I didn't run away from home, nor did our friend John come back to the club and murder me, as promised. I haven't felt like blogging, and I finally realize it's because I don't want to jinx a good thing. I've been having such ridiculously great times -- er, make that totally adequate -- um, let's just say things have been OK, very OK, and I'm afraid if I do or say anything, it'll ruin it.
This month is the one-year anniversary of me getting fired from the yoga studio for reasons to this day unknown ("not a good match for us"), crying for two days, and returning to the sordid life of iniquity I lovingly call the titty business. I didn't plan to do it for long. I'd never been more than an average dancer for a week here and a week there in shady, two-bit dive bars, anyway. I wasn't drawn to it for the glamor (ha!) or the riches (double ha!) but for the speedy and easeful hiring process. Throw a thong, a bikini top, and a pair of shoes into your back-pack, hit up every club in town on a Tuesday afternoon until somebody gives you a job, and by the end of the day you've got a fistful of twenty dollar bills. Or ten dollar bills. Fives. Ones. Hell, money is money.
As it happened, I went to the two sleeziest joints in town and got turned down. Then I went to a relatively nice place and was hired before I'd walked all the way in the door. Gambler's luck, I guess. Also by chance, it was Texas-OU football day and in the middle of the afternoon the club was full of drunk Hispanic guys up from the Rio Grande valley to make a day of it in the big city. I made $400 that day, which to me then constituted riches beyond my wildest imagining. That's when I understood that you could make real money prancing around in your underpants. As it turned out, that was an unusually good dayshift at that particular ass factory. Still, the pickings were pretty good.
At the time, I wanted to go to Washington, D.C. the next month to see that Dalai Llama with my friend and consort, Barbara. All of a sudden, the money was easy. So I went. Then I went to Vegas, cause I felt like it. Then I went to New York City to visit my friend Emily and welcome my old high school roomie Pam home from foreign wars. Then I went to Florida to see my Grammer cause she's the one who put me through yoga school in the first place and I don't get to see her much and I love her. Finally, I settled down and started saving some money. I never knew how much money I'd make in a day. It always felt like luck, but my number came up often enough. My bank account got so fat and I got so cocky, I told my brilliant and beloved college-dropout boyfriend that I'd send him back to school on my dollar and he took me up on it.
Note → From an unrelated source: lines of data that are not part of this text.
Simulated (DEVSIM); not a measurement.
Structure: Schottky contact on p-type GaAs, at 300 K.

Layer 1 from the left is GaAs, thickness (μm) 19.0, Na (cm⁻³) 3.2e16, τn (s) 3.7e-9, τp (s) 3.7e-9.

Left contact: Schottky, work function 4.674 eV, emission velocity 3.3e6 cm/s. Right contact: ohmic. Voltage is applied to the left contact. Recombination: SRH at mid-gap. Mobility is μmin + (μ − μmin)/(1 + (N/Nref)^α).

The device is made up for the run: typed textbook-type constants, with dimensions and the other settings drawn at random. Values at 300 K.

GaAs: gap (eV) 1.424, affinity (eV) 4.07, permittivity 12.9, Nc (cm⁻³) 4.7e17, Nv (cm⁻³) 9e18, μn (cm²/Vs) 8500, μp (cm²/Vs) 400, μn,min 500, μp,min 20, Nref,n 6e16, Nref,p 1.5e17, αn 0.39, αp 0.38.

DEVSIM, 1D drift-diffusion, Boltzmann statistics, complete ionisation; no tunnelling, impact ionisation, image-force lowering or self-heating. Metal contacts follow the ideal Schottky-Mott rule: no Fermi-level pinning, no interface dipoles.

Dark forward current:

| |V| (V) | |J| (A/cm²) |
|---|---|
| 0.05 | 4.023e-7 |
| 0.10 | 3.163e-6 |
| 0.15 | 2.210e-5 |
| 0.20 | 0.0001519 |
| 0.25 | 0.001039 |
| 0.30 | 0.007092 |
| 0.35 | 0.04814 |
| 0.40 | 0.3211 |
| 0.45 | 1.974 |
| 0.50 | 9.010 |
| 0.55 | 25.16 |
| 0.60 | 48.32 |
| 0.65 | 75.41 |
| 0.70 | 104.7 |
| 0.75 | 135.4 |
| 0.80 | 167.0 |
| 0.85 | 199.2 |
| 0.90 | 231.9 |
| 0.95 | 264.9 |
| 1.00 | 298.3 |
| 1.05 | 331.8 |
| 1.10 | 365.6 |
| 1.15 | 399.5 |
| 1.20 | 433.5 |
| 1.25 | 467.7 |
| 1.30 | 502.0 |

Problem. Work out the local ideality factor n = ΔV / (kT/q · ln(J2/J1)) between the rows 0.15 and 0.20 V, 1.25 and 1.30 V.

So then all of a sudden, it couldn't be luck anymore. Because luck is not going to support two adults and three cats and a college tuition and two aging automobiles that have to go to the mechanic a lot. All this hit me when we got back from the trip in August. And so I spent most of that month -- when I wasn't at the club -- in bed, shivering.
And then suddenly, everything got good and I started making money. I don't know how, or why, except that I really, really, really wanted to. All of a sudden I'm an ass-shaking, high-heeled money-making machine. I think I finally figured this game out. I think things finally clicked. Or else it's all just a hot streak, and then I'm fucked indeed.